Well, things don’t get any better at Whitesands hey? On the back of a badly designed and sited beach café and a car park paved with shards of glass comes another example of quantity (and coin) over quality.
I refer, of course, to the ever expanding excrescence that is the ‘campsite’ in the fields above the car park.
Quite why anyone would want to camp here is beyond me – to be sure the views are very fine (as long as you divert your gaze from the car park and the café), but in order to enjoy them you need to lash yourself to a large and firmly secured tent peg otherwise you’ll slide downhill towards the sea.

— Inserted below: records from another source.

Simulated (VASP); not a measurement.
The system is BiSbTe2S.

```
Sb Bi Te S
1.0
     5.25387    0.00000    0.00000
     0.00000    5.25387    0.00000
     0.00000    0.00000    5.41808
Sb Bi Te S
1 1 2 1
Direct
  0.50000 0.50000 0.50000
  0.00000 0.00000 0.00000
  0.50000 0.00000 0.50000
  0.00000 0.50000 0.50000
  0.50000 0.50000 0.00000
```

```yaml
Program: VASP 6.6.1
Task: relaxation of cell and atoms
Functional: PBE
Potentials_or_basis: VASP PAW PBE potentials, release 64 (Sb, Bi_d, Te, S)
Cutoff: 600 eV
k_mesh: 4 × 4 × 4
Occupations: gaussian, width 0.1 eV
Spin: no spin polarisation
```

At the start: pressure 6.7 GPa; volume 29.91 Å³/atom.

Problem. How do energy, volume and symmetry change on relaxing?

For this campsite has not a single level surface. You’d think that might be a fairly basic requirement of any campsite, but hey, this is Whitesands, where quality counts for feck all when there’s money to be made.
Add to that virtually zero readily accessible facilities and I’m at a total loss as to why anyone would choose to spend their holidays here unless they were using it as a training programme for bivvying on the north face of the Eiger.
I’d be pretty hacked off if I’d paid my £6 per night in advance having read the website’s claim that all the fields have ‘flat areas’ – if you’re Jemima Puddle-Duck and Peter Rabbit heading off for a wild weekend in a tent the size of a pocket handkerchief you might find a flat area, but anyone arriving in a decent sized family tent or motorhome in August will be bloody lucky to say the least.
And maybe it’s just me, but as I wander along the coast path from Whitesands to Porth Melgan I find something very anachronistic about walking within touching distance of campervans and tents in the field beside the path – so much for the ‘wilderness experience’!
I am not privy to the planning protocol that allows totally inappropriate terrain to be given over to a campsite, but this being a National Park and all you might think that the impact this latest development has on the ‘Queen of Pembrokeshire beaches’ (yes, that’s how I once heard Whitesands described) might be a consideration.
Apparently not. Get the cash in the bank while the tourists are in town is clearly the driving factor and bollocks to a quality visitor experience.
It just looks tatty and cheap and spoils a once lovely view. It’s as if the real queen took to sporting tats and a vajazzle – fortunately she hasn’t (well, not as far as I’m aware – there again, how would one know?) but Whitesands is looking more and more like a worn out old slapper on the make these days.